I found myself giving a mini-lecture to some relatives over Thanksgiving about SSD and multi-core, and how well they are suited to each other.
The latest SSD drives do an enormous number of io/s, and they can move >200MB/sec. On every count, this is way better than hard drives.
So that brings me to decoding images, and how multi-core (think 8-16 cores) CPUs will work. For images, you can do two things with a lot of cores: improve latency (load a single image faster), or improve throughput (process a whole lot of images at once).
To make things difficult, let's talk about 20MB raw files. You just shot 1000 of them (20GB!) Today's regular hard drive and 4-core CPU are pretty evenly matched, but very slow: you'll probably spin a CPU for a second or two per image, and you'll have to be careful about scheduling disk traffic to maximize throughput: 4 threads banging on a disk will seek too much and make you disk-bound. You can do it, but it's very tricky.
Now let's give ourselves a 200MB/sec drive, infinite seeks, and 16 cores. Split the work any way you like and you'll come out okay. Normal hard drives (short of a 16-way RAID) won't work. Using conventional disks, you'd have way more CPU than disk.
This is why I think SSD has to be disruptive at this point in the evolution of computers. In addition to power usage and size, a multi-core CPU simply requires way too much intelligence in your disk controller to let 4-16 threads with different goals share a disk. Even for bandwidth-intensive operations like image decoding, conventional disk has become the bottleneck. SSD and multi-core together are the perfect technology partners.

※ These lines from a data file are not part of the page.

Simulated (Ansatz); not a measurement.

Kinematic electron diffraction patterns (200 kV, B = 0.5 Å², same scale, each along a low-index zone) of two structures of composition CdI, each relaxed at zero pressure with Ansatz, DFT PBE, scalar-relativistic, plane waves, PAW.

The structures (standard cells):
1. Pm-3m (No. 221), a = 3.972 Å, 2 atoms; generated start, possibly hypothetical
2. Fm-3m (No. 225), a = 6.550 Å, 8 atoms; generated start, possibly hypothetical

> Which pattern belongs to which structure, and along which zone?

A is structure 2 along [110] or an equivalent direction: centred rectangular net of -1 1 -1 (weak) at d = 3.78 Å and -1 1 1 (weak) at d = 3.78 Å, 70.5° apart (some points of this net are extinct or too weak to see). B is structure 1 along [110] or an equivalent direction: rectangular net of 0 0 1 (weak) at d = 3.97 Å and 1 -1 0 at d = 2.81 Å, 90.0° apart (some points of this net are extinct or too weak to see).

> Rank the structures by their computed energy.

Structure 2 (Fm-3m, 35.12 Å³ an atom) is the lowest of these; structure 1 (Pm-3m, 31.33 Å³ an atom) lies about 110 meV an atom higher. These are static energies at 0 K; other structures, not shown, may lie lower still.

Anyway, back to decoding images: a typical 20MB raw file is compressed using a Huffman compressor, in one big stream. If your goal is to reduce latency, this is a bad choice, because most people will implement this using a single CPU. If you're making a new file format, put some natural blocking in, please. Doing the lossless portion of JPEG or raw decoding (Huffman) is often the #1 bottleneck in modern decoders. It's branch-heavy, and it's hard to parallelize.
But can you make a parallel Huffman decoder? I believe it's possible, because you can seek to the middle of a set of bytes and re-synchronize with the bitstream (it's a static table, not dynamic). There don't seem to be any simple implementations of this. Even Intel's IPP is slower than a good C implementation.
I think: linear scaling across cores is possible for Huffman decoding, and that the entirety of JPEG and raw decoding is also linearly scalable.
Does anyone know how in-camera DSP approaches this problem? A camera that shoots 10fps must have some pretty nice parallel magic.